They say fiction can get at deeper truths by making stuff up. In that way, this adaptation of a fictionalized biography of Marilyn Monroe, written by a titan of American letters who never met her, in turn pastiched into an exploitation movie by an Australian director and starring a Cuban actress, conveyed what it is about Marilyn Monroe that so captivates better than anything I’ve seen or read about her before, even after an adolescence spent listening to Glenn Danzig bellow about her, the date of her disputed death forever singed into my memory.

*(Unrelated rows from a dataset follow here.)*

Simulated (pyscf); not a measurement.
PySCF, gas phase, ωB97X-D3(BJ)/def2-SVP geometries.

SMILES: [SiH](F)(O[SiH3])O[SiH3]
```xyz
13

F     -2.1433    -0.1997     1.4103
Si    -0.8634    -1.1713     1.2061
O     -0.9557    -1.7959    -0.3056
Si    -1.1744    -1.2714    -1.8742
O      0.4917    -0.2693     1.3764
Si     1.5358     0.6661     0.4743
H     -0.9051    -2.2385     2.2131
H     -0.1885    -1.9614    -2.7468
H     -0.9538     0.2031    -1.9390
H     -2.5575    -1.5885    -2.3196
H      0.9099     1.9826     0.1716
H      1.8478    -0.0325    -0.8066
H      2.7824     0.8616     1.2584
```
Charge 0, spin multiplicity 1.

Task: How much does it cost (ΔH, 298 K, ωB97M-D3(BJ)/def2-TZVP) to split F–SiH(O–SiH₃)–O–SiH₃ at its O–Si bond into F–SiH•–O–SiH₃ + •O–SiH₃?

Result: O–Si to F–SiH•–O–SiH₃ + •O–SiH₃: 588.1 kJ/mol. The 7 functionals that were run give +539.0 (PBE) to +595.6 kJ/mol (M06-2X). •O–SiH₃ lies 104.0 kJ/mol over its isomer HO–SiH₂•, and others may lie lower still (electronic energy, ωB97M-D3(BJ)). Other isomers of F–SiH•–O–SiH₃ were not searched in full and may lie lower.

So who is Marilyn Monroe? Partly it seems she’s our Mona Lisa, a fascinating mix of sexually attainable and mentally inscrutable (Mona Lisa herself being a prostitute or a “promiscuous courtesan,” depending on your rumor). As always, Dominik delights in torturing his lead character, first as the child of a mentally unstable mother (played by the fabulous Julianne Nicholson) and the abandoned daughter of an absent father; later as the plaything of various powerful men. Always with the tension of whether Marilyn is exploiting the public or the public is exploiting her.
Norma Jean Baker always maintains a distance from Marilyn Monroe, a creation meant to give 1950s America exactly what they wanted: a gorgeous, glamorous sexpot who always looked fabulous, who smiled and blew kisses while being objectified by any and all. That she would eventually be subsumed by her own canny creation isn’t a unique phenomenon (and was Marilyn really Norma Jean’s creation, or one that clever agents foisted upon on her?). Irony poisoning, we’d probably call it today. Agency is always the central question. Was Marilyn trolling America by giving us this parody of sexuality, or were we destroying her by devouring it?
In Blonde, there’s not only the blurring of Norma Jean and Marilyn, but also the fracturing of the Marilyn persona itself, splintered by attempting to cater to 1950s America’s fucked up and inherently contradictory sexuality — simultaneously desiring an always-available sex doll and an unattainable chaste glamor goddess in one. The Madonna-Whore complex, if you will. I think a few people may have written about that. The men who attempt to take Marilyn for their own (almost always Marilyn, it becomes impossible to see Norma Jean once Marilyn becomes a superstar) essentially become the old Groucho Marx bit — “I refuse to join any club that would have me as a member.”
The central difficulty is that Marilyn was such a cliché in her own time (certainly by design, whether Norma Jean’s or some svengali’s) that it’s virtually impossible to get at the root of the person without resorting to metaphor. Norma Jean invented (or maybe just accepted!) a pin-up persona with an intentionally cheesy name. When a man points out how corny the name “Marilyn Monroe” is, she points out that she’s Norma Jean, “Marilyn” is just a creation. Which in turn raises the obvious but unspoken question: which one of them is the sucker?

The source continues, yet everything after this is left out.